The first CEOF mode of the monthly climatological AGC zonal velocity along 5°N in the Pacific Ocean. (a) The red and blue lines are the real and imaginary time coefficients of the (b) real and (c) imaginary parts of the spatial distribution, respectively. The black solid lines denote the zero value and the contour interval is 0.5 cm s−1 in (b) and (c).

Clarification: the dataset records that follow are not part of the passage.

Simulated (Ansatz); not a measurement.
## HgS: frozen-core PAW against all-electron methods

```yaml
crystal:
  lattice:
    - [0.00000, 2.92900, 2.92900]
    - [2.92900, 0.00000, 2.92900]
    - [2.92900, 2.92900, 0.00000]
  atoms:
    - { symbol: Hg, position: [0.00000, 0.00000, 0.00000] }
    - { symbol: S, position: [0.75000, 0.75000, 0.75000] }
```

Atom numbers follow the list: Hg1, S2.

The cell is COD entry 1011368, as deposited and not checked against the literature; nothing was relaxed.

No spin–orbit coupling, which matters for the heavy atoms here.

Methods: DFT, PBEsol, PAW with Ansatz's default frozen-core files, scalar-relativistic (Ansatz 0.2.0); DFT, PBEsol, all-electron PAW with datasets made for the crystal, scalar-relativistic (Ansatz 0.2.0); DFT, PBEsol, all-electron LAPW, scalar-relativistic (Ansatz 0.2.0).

Citation: Journal of Physical Oceanography 50, 9; 10.1175/JPO-D-19-0261.1
4. Dynamics
The dynamics of the NESC seasonal variations are investigated using a linear continuously stratified model (LCSM; see the appendix) of ocean circulation, in which the ocean stratification is based on the WOA18 climatology (Locarnini et al. 2019; Zweng et al. 2019) between 3° and 7°N and west of 110°W in the Pacific Ocean. The model is forced by the monthly climatological wind stress of ASCAT and is integrated along the Rossby wave characteristic lines from the eastern equatorial Pacific Ocean.
a. The Rossby wave model
Assuming that the vertical stratification is horizontally uniform and constant in time, the vertical eigenfunction ψn and the associated gravity wave phase speed cn are calculated from a Sturm–Liouville system (McCreary 1981), based on which the LCSM can be separated into the superposition of a number of vertical modes governed by associated shallow water equations. The vertical mode decomposition is sensitive to the spatial–temporal variability of stratification, especially the zonal thermocline slope in the tropical Pacific Ocean. We limit our calculations to the interior ocean by starting the characteristic wave line integration westward from 110°W, where the zonal velocity boundary condition is specified based on the Argo AGCs.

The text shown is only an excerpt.